It appears efforts to form a coalition has failed as local news report both the AKP and CHP will make separate statements from their party HQs.
Of course this shouldn't come as a surprise. President Recep Tayyip Erdogan has been accused of undermining the coalition building efforts in order to ensure that new elections are held later this year. AKP lost its absolute majority in parliament for the first time in 12 years in June and Erdogan is keen on winning it back in snap elections. The idea is that the renewed violence between Ankara and the PKK will turn voters against HDP, giving AKP the estimated 2% swing they need to restablish their majority. At that point, Erdogan would move to consolidate his power. On Wednesday, the President dryly noted that Davutoglu "would not commit suicide" if no coalition was formed.
As Bloomberg reports,
The governing AK Party’s executive body rejected a demand from the opposition Republican’s Peoples Party, or CHP, to establish a coalition that would last at least four years, Hurriyet newspaper reported Thursday, without saying how it got the information.

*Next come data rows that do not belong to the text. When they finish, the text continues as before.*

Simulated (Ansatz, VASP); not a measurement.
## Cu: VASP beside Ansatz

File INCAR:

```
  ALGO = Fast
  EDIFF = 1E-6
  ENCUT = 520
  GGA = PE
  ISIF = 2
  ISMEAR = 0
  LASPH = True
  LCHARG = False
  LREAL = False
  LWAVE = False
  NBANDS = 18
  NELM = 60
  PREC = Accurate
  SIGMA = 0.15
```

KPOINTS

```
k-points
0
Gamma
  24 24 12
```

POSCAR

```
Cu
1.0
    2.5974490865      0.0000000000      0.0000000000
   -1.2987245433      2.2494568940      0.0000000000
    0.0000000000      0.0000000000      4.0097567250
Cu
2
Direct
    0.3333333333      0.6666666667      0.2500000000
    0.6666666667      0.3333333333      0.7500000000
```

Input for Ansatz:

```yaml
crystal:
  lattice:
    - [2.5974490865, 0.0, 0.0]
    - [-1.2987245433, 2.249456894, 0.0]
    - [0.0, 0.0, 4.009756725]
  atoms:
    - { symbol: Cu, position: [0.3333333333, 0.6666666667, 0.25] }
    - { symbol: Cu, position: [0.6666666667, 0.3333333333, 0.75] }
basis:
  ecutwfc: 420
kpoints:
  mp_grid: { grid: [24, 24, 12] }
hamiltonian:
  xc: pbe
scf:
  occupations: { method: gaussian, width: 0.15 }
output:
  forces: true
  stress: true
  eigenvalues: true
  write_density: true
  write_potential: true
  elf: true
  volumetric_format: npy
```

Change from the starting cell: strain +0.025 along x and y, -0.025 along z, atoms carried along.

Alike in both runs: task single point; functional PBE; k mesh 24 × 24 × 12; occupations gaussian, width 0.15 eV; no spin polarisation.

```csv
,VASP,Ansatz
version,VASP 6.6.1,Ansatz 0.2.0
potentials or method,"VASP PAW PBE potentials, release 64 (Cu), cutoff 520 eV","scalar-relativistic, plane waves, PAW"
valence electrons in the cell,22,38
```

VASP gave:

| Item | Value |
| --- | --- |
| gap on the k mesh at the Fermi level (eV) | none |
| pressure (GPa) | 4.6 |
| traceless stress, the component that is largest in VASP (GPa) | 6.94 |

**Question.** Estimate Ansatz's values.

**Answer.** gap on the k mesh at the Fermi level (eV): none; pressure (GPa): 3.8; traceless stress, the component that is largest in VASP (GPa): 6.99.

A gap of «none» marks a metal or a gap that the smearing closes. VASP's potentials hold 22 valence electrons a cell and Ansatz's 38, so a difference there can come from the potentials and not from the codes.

The political impasse more than two months after an inconclusive general election in June has damped investor perceptions of the $800 billion economy, along with mounting security risks and prospects for higher U.S. interest rates.
Prime Minister Ahmet Davutoglu and the leader of the CHP are due to say whether they have enough common ground to form a government after a meeting in Ankara that start at 2 p.m. local time.
“No coalition from the AKP-CHP meeting this afternoon is being priced in,” Isik Okte, a strategist at Teb Investment in Istanbul, wrote in an e-mailed note. “If there’s no coaliton, we might see levels of 75,300” on the Borsa Istanbul, he said.
* * *
#BREAKING [11] Reuters reports senior #CHP [12] official says coalition talks with ruling Ak Party ends negatively #Turkey [13] pic.twitter.com/xjPAjOegzy [14]
— CNN Türk ENG (@CNNTURK_ENG) August 13, 2015 [15]
And Barclays has more on the intersection of war, politics, and financial conditions in Turkey:
Heightened geopolitical risk arising from the terror attack in Suruc is no accompanied by rising domestic risks from the renewed terror attacks by the PKK. These have inflamed political rhetoric and already tense coalition talks between the AKP and CHP, raising significantly the risks of a snap election and political instability. It remains to be seen whether the heightened tension will push the AKP and CHP further apart or bring together the AKP and MHP.
Escalating security risks may work in favour of the AKP in a snap election: The argument is that the perception of rising internal and external threats (PKK and ISIS) could increase the electorate’s preference for strong leadership and hence a singleparty government. It is also possible that AKP may attract some votes from MHP as a result of adopting a tougher stance against PKK (including the use of military force), ramping up the rhetoric against HDP and abandoning the Kurdish peace process.
Risk of HDP remaining below 10% is low for now: We do not see a significant likelihood that the HDP would score below the 10% national threshold in the event of a snap election, barring possible turbulence in the party caused by a potential ban on prominent politicians or party closure. The migration of votes from AKP to HDP appears to be a structural shift and unlikely to reverse in the near term, considering AKP’s increasingly nationalistic rhetoric and its stance on the Kurds in Syria.
Economic implications of recent developments are negative: We think: 1) the risks to the sovereign rating outlook have risen; 2) downside risks to growth are higher; 3) the perception of higher rising political/geopolitical risks could increase dollarization; and 4) corporate sector’s FX mismatches will be exposed.
Risks to the sovereign rating outlook have increased: Turkey’s gross external financing requirement remains large at c.USD200bn (or 25% of GDP), regardless of the improvement in the current account deficit. Needless to say, any rollover of this debt and/or the extent of re-pricing not only depend on global financial conditions but also investors’ perceptions of Turkey-specific risks. This naturally ties into the sovereign ratings outlook and associated risks to Turkey’s IG status, which moved back into focus during the election. The rating outlook revolves around whether political risks, policy uncertainties and government effectiveness could discourage capital inflows, thereby exposing Turkey’s external vulnerabilities. Rating agency commentary has generally been negative since the elections, highlighting rising political uncertainty and likely delay in structural reforms.